Comment by nerdsniper
12 hours ago
> the ones making the most money and doing the least work. Needless to say those people are going to fight a lot harder to remain employed than the average lower level person has political capital to accomplish.
They don't have to "fight" to stay employed, anyone with sufficient money is effectively self-employed. It's not going to be illegal to spend your own money running your own business if that's how you want to spend your money.
Anyone "making the most money and doing the least work" has enough money to start a variety of businesses if they get fired from their current job.
?
If you have a cushy job where you don't really work, and you make a lot of money (doesn't mean you have capital), how does that translate to being suited to becoming an entrepreneur with the money they are no longer earning with the effort capacity they apparently don't have?
> (doesn't mean you have capital)
Then they’re not going to be doing any significant lobbying so they’re not covered by GP’s comment, which was selecting for “people who have political capital”.
Yes, there are other forms of political capital besides money, but it’s still mostly just money, especially when they’re part of the tiny voter block of “people who make a lot of money and dont do much work and dont have wealth”.

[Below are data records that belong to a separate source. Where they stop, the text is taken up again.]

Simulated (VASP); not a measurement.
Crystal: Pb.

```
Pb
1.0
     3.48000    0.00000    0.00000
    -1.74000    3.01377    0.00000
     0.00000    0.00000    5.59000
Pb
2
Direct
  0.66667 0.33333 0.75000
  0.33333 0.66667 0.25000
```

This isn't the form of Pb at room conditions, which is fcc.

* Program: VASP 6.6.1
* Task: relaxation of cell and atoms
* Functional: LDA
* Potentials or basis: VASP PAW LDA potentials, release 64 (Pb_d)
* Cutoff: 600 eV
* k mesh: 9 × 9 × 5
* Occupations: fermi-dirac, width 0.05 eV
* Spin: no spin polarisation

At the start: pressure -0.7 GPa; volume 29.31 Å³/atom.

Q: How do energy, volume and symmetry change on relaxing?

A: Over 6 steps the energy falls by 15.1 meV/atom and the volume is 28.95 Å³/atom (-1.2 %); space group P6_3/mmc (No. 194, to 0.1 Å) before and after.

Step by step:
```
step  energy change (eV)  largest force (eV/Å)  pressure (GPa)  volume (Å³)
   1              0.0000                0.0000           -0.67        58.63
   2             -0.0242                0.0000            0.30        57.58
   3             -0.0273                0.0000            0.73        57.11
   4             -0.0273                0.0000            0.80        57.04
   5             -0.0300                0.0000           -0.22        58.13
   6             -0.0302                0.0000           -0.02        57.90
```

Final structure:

Also I talked with the employees at my local McDonald’s last week. Not one of them had any idea who the owner was. I showed them a photo of the owner and they had never seem them. So apparently that could be an option for people who were overpaid and still want to pretend-work while making money.
Don’t dismiss the other forms of political capital so quickly. Sure, the people who are independently wealthy can independently influence political decisions, but there are so many situations in history where the once conditions worsen for the upper middle class, there is impetus to make political change, overthrow governments, etc. It’s usually when the scholar/merchant class gets annoyed that laws change.